Several other researchers have also worked on software-controlled prefetching. This section summarizes their work and relates it to ours.
Porterfield [64][9] was the first to explore software-controlled prefetching for uniprocessors. He proposed a compiler algorithm for inserting prefetches into dense-matrix codes. He implemented his algorithm as a preprocessing pass that inserted prefetching into the source code. His initial algorithm prefetched all array references in inner loops one iteration ahead. He recognized that this scheme was issuing too many unnecessary prefetches, and presented a more sophisticated scheme based on dependence vectors and overflow iterations (i.e. the predicted number of iterations where a loop will access more data than fit in the cache). Since the simulation occurred at a fairly abstract level, the prefetching overhead was estimated rather than measured. Overall performance numbers were not presented. Also, the more sophisticated scheme was not automated, since the overflow iterations were calculated by hand, and did not take cache line reuse into account. Despite leaving many important questions unanswered, Porterfield's work demonstrated that software-controlled prefetching was a promising technique that warranted further exploration.
Klaiber and Levy [42] extended Porterfield's work by recognizing
the need to prefetch more than a single iteration ahead. They included several
memory system parameters in their equation for how many iterations ahead to
prefetch, and inserted prefetches by hand at the assembly-code level. The
results were presented in terms of average memory access latency rather than
overall performance. Also, in contrast with this dissertation, they proposed
prefetching into a separate fetchbuffer rather than directly into the
cache. However, as we will discuss in detail later in
Section
, using a separate fetchbuffer has a number of
important disadvantages, including the sacrifice of chip area that could
otherwise be used for a normal cache, and the fact that it becomes very
difficult to makes prefetches non-binding, which is a crucial
property for multiprocessors.
Gornish, Granston and Veidenbaum [32][31] presented
an algorithm for determining the earliest time when it is safe to prefetch
shared data in a multiprocessor with software-controlled cache coherency.

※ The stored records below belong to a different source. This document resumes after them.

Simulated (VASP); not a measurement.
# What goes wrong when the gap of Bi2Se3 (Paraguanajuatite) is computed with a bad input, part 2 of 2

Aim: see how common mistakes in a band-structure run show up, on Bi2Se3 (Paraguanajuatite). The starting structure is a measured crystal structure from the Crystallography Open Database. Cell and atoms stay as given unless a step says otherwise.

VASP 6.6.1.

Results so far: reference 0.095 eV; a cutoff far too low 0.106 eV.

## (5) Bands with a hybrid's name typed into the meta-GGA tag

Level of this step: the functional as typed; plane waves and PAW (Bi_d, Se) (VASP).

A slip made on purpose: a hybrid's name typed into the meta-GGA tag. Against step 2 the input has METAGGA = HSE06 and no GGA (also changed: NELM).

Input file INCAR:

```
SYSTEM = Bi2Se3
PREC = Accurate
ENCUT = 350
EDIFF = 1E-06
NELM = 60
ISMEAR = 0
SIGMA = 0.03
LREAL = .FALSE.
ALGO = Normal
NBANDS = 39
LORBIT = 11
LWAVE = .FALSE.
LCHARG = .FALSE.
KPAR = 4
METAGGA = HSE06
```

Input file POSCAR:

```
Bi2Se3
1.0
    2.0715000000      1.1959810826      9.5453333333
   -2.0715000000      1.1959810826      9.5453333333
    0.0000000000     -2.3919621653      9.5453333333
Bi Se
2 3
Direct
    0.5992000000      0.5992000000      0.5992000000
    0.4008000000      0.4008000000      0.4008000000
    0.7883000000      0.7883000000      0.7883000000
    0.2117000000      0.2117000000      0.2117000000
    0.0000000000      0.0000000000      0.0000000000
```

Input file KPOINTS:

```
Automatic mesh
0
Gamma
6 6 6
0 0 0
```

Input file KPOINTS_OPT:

Since the prefetches are binding, all control and data dependencies must be
carefully considered. Their work is targeted for a block prefetch
instruction, rather than the single-line prefetches considered in our
study. The proposed schemes are evaluated using a large number of numerical
subroutines. Although the speedups predicted from static analysis are quite
high, over twofold, the speedups obtained using detailed simulations are
limited to 10-20%. The complexity of the compiler algorithm presented in
this work illustrates how difficult the compiler's job becomes when binding rather than non-binding prefetches are used. This is in
sharp contrast with the simplicity of our non-binding prefetching
algorithm, presented later in Section
.
Chen et al. [13] investigated prefetching for non-numerical codes. They attempted to move address generation back as far as possible before loads to hide a small cache miss latency (10 cycles), and found mixed results. Generating addresses early is difficult in non-numerical code because control and data dependencies tend to be tight, and the access patterns can be very irregular. Although these codes are difficult to prefetch, they also tend to make better use of the cache than numerical codes and therefore typically suffer less from memory latency. Because of the difficulty of prefetching highly irregular access patterns and the relatively small expected gains, we chose not to focus on this class of applications during this dissertation.
Tullsen and Eggers [83] post-processed reference
traces to evaluate the performance of an ``oracle'' prefetching scheme on a
bus-based multiprocessor architecture with limited bandwidth. They observed
that if an application is already bandwidth-limited, prefetching cannot
improve performance. However, because of their post-processing trace
methodology, they were not able to make proper use of exclusive-mode
prefetches, which can potentially eliminate up to half of the memory
bandwidth consumption. As we will show later in
Section
, exclusive-mode prefetching
eliminates up to 27%of the memory requests in our applications, which
would have translated directly into improved performance in their
bus-bandwidth-limited architecture.
We now place this related work in the context of our own research. Porterfield's work on software-controlled prefetching for uniprocessors was done concurrently with our investigation of non-binding software-controlled prefetching for multiprocessors as part of the DASH project [54]. Our study, where we inserted prefetches by hand, was the first to consider non-binding prefetching for multiprocessors [61]. The compiler algorithm presented in this dissertation partially overlapped the work by Porterfield and by Klaiber and Levy, but has a number of key differences. First, our uniprocessor algorithm is more comprehensive in the types of locality it optimizes for, including temporal, spatial, and group locality. Second, unlike previous studies, we have implemented our algorithm in an optimizing compiler, and can therefore generate overall performance numbers for fully-functional codes. Finally, the scope of our complete algorithm is much broader since it also covers indirect references and multiprocessing.